Page MenuHomePhabricator

Tables created on the s7 master have not been replicated to dbstore2001 and dbstore2002. Replication issue?
Closed, ResolvedPublic

Description

Investigate if there is a replication issue for dbstore2001 and dbstore2002.

Event Timeline

jcrespo raised the priority of this task from to Needs Triage.
jcrespo updated the task description. (Show Details)
jcrespo added a project: DBA.
jcrespo added subscribers: jcrespo, Springle.

Discarding obvious issues:

  • Exec_Master_Log_Pos is growing
  • The too masters on top of it have a different server_id
  • log_slave_updates is enabled on db2029.codfw.wmnet

Changes on s3 and s1 are there, the ones on s7 are not so it is not a global problem.

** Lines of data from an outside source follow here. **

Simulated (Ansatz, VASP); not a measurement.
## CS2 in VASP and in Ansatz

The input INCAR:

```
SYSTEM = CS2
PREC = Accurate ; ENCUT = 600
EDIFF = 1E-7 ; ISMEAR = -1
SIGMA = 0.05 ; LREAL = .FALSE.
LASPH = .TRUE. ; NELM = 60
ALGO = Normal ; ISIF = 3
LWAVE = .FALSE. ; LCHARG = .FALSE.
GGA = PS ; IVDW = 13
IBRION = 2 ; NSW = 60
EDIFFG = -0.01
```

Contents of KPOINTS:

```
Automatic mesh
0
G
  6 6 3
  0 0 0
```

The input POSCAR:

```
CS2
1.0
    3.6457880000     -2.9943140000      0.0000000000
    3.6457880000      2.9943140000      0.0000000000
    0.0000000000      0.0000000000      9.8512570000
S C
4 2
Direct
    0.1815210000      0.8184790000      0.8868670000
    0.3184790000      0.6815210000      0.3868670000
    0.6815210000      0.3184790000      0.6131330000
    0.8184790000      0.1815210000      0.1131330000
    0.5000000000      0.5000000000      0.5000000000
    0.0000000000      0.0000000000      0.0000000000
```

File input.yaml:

I can confirm a partial or total lack of replication working on dbstore2001 and dbstore2002:

root@db2029:~$ mysql hewiki
MariaDB PRODUCTION s7 localhost hewiki > create table __wmf_test(i int PRIMARY KEY);
Query OK, 0 rows affected (0.01 sec)

root@iron:~$ mysql -h db2040.codfw.wmnet hewiki -e "SHOW TABLES like '__wmf_test'"
+-------------------------------+
| Tables_in_hewiki (__wmf_test) |
+-------------------------------+
| __wmf_test                    |
+-------------------------------+
root@iron:~$ mysql -h db2047.codfw.wmnet hewiki -e "SHOW TABLES like '__wmf_test'"
+-------------------------------+
| Tables_in_hewiki (__wmf_test) |
+-------------------------------+
| __wmf_test                    |
+-------------------------------+
root@iron:~$ mysql -h db2054.codfw.wmnet hewiki -e "SHOW TABLES like '__wmf_test'"
+-------------------------------+
| Tables_in_hewiki (__wmf_test) |
+-------------------------------+
| __wmf_test                    |
+-------------------------------+
root@iron:~$ mysql -h dbstore2001.codfw.wmnet hewiki -e "SHOW TABLES like '__wmf_test'"
root@iron:~$ mysql -h dbstore2002.codfw.wmnet hewiki -e "SHOW TABLES like '__wmf_test'"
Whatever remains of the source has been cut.